New research published in the journal Applied Cognitive Psychology suggests that a tendency to readily believe conspiracy theories coincides with a general mistrust of others. Two experimental studies found that people with a higher conspiracy mentality were less trusting of unfamiliar faces, regardless of whether or not the faces displayed cues of trustworthiness.
Many psychology researchers have aspired to understand the psychological underpinnings of a conspiratorial worldview, asking the question — what drives people to believe in conspiracy theories? A mistrust of others has been identified as a key component of conspiracy belief but the exact nature of this mistrust is unknown.
Study authors Marius Frenken and Roland Imhoff wondered whether this mistrust of others is adaptive or maladaptive. In an attempt to answer this question, they explored whether people with a conspiracy mentality are overly sensitive to cues of untrustworthiness, under sensitive to cues of trustworthiness, or whether they express a non-specific mistrust regardless of trustworthiness cues.
“The extent to which people believe in conspiracy theories points to a conflict between two elementary human abilities: being suspicious to detect cheating versus trusting others, for example as informational sources,” explained Frenken, a doctoral research assistant at the Johannes Gutenberg-University Mainz.

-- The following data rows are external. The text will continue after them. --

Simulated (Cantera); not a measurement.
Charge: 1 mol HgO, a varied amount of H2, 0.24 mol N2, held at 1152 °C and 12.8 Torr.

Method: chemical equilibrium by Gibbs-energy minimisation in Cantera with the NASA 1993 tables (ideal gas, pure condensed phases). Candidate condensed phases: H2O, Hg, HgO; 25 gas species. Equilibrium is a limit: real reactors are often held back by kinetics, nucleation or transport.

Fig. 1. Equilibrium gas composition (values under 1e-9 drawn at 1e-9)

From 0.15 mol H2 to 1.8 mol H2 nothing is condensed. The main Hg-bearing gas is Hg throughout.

“As conspiracy theories are often an expression of mistrust against institutions, experts, and science, we were interested if this conspiracy-related mistrust in the public domain also plays a role in the immediate interpersonal contact. Another intention was to examine if this increased mistrust either grounds on a better cheater detection or on a worse trust detection or just on generally higher levels of mistrust among conspiracy believers.”
If people with a conspiracy mentality are especially good at detecting when someone is untrustworthy, a conspiratorial worldview might be adaptive in that it helps people detect others with malicious intentions. But if people with a conspiracy mentality are instead less able to detect when someone is trustworthy, this worldview should be maladaptive since it carries the social costs of eschewing trustworthy people.
However, if people with a conspiracy mentality are generally mistrusting of others regardless of trustworthiness cues, this worldview might have been adaptive in ancestral times but less adaptive now. In earlier times, the benefits of avoiding distrustful people likely outweighed the costs of missing out on trustworthy people, while in current times, being overly distrustful may lead to stigmatization.
Frenken and Imhoff conducted two experiments examining how a conspiracy mentality would relate to judgments about trustworthy and untrustworthy faces. For the first study, 280 people were shown a set of 65 computer-generated faces that each had three versions: a neutral, a trustworthy, and an untrustworthy version. The participants were shown these faces one at a time and asked whether they felt each face was trustworthy or not. They then completed a 12-item conspiracy mentality scale that assessed a general mindset toward conspiracy belief.
The results revealed that, overall, participants judged the untrustworthy faces as less trustworthy, pointing to a cognitive mechanism that enables people to detect untrustworthiness from faces. Next, people with a higher conspiracy mentality were less likely to judge the faces as trustworthy, regardless of whether the face was depicted as neutral, trustworthy, or untrustworthy.
The researchers then replicated these findings in a similar experiment using real faces. The 92 faces came from the Chicago Face Database and each one was manipulated using an app to create a high trustworthiness and a low trustworthiness version. Again, participants who scored higher in conspiracy mentality judged fewer faces as trustworthy, regardless of the way the faces had been manipulated.
The two studies support an association between conspiracy mentality and a general mistrust of others, rather than a higher sensitivity to untrustworthiness cues or a lower sensitivity to trustworthiness cues. This was further supported by a meta-analysis that combined the data from both studies.
“People who tend to endorse conspiracy theories are also more inclined to mistrust strangers in brief initial contacts,” Frenken told PsyPost. “This effect results from a generally increased mistrust and not from a specifically better or worse sensitivity to cues of trust and mistrust. The study demonstrates that conspiracy beliefs can be part of a suspicious worldview to see malevolent intentions in the world.
The findings also indicate the existence of a cognitive system that helps people detect cues of untrustworthiness, but suggest that this system is not more sensitive among people with a conspiracy mentality.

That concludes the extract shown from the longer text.